My discussion with Murray prompted me to research the longitudinal profile of the Taruheru and I found it has just one metre fall from Makaraka through 7km to its confluence with the Waimata/Turanganui system at the Marina. That is a gradient of around 1:7000, which is minimal and can never generate a velocity anywhere near enough to mobilise and clean out silt from its channel. The rise and fall of the tide generates more than that, but is still far from a self-cleaning velocity.
Upstream of Makaraka the gradient improves slightly to around 1:1000 over another 7km to upstream of Harper Road (Murray’s picture) and a further 4-5km to Waihirere and Ormond at a similar gradient — still nowhere near enough for self-cleaning. There is about a 2m bank height above river level throughout to general land level adjacent to the river — not a lot for high tides, plus flood flows, plus back-up from the Waimata/Turanganui system behind the clogged Gladstone Road bridge.
Upstream of the A&P Showgrounds (opposite Harper Road on the north side) the Taruheru can hardly be called a “river”, more a “canal” or “drain”, and there are many tributary drains running into it. These all need constant maintenance for effective land drainage.
My contention is that the build-up of the berms of the Taruheru with the help of the Spartina grass in no way contributes to the flooding through the city or out on to our fertile flats further upstream. The cause is the blockage of the Turanganui River bridges with woody debris, coupled with the greatly increased flows down the Waimata River due to climate change.
Rather than destroying the wetland habitat up the Taruheru, my observation over many decades is that the Spartina grass has improved the numbers and variety of bird species visiting this waterway; changed, yes, for the better — definitely not destroyed. So, leave it alone!

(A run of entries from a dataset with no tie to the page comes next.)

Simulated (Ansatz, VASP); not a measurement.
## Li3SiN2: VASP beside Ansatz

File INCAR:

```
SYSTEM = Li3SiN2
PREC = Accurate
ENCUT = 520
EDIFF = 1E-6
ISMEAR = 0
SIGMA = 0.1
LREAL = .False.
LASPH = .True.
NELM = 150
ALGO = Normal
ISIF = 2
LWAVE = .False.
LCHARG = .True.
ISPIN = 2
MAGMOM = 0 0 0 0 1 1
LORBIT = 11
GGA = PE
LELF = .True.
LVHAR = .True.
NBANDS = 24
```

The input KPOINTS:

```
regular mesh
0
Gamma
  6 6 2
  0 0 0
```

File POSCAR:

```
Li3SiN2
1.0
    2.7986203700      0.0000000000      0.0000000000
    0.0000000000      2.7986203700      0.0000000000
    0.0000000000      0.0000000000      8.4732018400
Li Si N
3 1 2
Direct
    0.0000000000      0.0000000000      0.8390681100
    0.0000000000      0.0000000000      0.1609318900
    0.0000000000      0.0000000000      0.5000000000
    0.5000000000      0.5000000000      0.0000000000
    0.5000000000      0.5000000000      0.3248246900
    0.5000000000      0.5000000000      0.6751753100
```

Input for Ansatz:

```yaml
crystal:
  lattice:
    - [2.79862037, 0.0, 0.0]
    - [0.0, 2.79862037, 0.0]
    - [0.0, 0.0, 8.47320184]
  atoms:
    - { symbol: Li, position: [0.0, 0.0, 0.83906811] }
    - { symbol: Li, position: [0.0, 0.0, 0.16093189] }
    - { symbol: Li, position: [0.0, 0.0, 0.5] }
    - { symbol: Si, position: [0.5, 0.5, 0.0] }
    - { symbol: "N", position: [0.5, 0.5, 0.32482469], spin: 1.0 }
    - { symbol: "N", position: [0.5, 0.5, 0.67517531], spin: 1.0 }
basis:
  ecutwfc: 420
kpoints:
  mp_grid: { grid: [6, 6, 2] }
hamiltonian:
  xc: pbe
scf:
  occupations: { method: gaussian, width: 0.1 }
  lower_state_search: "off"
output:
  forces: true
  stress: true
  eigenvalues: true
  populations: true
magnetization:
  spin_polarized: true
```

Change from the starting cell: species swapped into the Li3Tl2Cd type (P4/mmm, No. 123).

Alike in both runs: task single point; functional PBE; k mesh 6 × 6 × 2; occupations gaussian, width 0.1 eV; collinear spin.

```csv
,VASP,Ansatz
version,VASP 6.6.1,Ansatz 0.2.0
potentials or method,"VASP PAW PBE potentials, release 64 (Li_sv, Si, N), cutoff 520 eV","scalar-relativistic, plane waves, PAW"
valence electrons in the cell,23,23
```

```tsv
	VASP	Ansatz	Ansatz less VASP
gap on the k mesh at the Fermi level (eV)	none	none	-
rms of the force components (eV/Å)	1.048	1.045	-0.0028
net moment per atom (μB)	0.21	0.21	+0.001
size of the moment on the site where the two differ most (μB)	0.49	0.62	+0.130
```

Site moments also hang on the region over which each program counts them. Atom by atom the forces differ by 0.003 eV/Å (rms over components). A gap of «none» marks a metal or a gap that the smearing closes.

Having said that, we indeed have a land-drainage problem which will only get worse with ongoing climate change. I, too, saw the flooding out on the flats and have explored inland hill country around our region and seen the saturated, sliding hillsides bringing down whole trees complete with root bowls — both exotic and indigenous — and I have seen the resulting silt and debris on the valley floors and river banks.
Clearly this is where we need to focus our efforts long term on improved land management. In the short term we need to ensure immediate clearance of woody debris from our bridges in heavy rainfall events, or mother nature will fix the problem for us — by taking out all three Waimata/Turanganui River bridges. Think about it — what a picnic that would be!!!